Monday, June 13, 2022

GOP Slapped Down Again For Jan. 6 National Guard Lie

Fact checker called out Republican leaders Friday over newly resurrected claims that President Donald Trump was not responsible for a no-show by the National Guard during the Jan. 6 insurrection last year.

Trump has repeatedly blamed House Speaker Nancy Pelosi (D-Calif.) for blocking some 10,000 members of the Guard that day. But Pelosi has no control or jurisdiction over the National Guard in the District of Columbia. Trump does.

A number of media outlets, from USA Today to The Washington Post and CNN have debunked Trump’s claims that he called out the Guard and Pelosi blocked them protecting the Capitol.

Trump even boasted in a videotaped statement a day after the 2021 insurrection that he “immediately deployed the National Guard and federal law enforcement to secure the building.
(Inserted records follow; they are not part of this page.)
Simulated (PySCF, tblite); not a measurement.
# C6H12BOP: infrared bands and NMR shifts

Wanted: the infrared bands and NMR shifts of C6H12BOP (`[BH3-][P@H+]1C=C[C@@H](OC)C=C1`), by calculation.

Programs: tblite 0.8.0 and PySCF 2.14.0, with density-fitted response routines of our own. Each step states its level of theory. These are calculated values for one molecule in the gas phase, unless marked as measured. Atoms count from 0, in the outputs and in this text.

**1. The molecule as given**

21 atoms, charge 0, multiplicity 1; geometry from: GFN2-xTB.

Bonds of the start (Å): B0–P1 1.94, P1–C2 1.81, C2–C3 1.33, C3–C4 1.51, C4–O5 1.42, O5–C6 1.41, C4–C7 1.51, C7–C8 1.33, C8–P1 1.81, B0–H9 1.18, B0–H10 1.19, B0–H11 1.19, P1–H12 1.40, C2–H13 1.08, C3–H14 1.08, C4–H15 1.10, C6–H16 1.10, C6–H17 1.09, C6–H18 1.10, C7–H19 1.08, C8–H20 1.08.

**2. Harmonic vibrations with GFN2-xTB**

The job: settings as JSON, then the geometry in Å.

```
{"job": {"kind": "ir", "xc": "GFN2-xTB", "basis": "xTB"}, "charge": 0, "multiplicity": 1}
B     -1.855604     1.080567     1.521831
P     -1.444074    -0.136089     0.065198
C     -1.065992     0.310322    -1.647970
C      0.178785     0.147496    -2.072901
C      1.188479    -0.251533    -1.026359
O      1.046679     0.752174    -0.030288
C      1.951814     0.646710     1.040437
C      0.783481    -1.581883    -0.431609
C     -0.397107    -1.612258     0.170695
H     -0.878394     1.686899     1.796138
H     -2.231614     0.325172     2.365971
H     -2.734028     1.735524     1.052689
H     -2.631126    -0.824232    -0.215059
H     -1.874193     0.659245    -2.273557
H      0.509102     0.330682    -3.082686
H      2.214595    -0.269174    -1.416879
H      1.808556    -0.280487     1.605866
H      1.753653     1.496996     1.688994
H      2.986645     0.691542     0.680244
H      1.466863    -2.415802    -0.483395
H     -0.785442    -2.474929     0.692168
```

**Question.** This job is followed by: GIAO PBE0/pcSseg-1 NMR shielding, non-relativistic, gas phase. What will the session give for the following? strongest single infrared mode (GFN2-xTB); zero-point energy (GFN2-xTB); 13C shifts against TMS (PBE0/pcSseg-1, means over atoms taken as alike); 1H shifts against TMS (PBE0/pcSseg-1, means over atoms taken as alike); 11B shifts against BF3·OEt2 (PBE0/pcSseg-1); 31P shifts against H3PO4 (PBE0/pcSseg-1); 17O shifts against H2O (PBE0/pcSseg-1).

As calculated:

GOP leaders again on Thursday blamed Pelosi for blocking the Guard. Rep. Marjorie Taylor Greene (R-Ga.) for some reason on Thursday instead blamed Sen. Chuck Schumer (D-N.Y.), who was Senate minority leader during the insurrection.

As the violence raged for three hours throughout the Capitol on Jan. 6, 2021, Trump watched the riot on television at the White House. He did not contact anyone to protect the building or the lawmakers trapped inside.

“Not only did President Trump refuse to tell the mob to leave the Capitol, he placed no call to any element of the United States government to instruct that the Capitol be defended,” Rep. Liz Cheney (R-Wyo.) revealed Thursday night during the first hearing of the Jan. 6 House select committee,

“He did not call his Secretary of Defense on Jan. 6. He did not talk to his Attorney General. He did not talk to the Department of Homeland Security,” Cheney added. “President Trump gave no order to deploy the National Guard that day. And he made no effort to work with the Department of Justice to coordinate and deploy law enforcement assets.”

Her statements were backed up by videotaped testimony aired at the hearing from Joint Chiefs of Staff Chairman Gen. Mark Milley. He said it was then-Vice President Mike Pence, who was under siege himself at the time, to demand that the National Guard be called out.

Pence told Pentagon leaders to “get the Guard down here, put down this situation,” Milley testified. The general said he later received a call from then-White House Chief of Staff Mark Meadows, who told him to “kill the narrative that the vice president is making all the decisions.”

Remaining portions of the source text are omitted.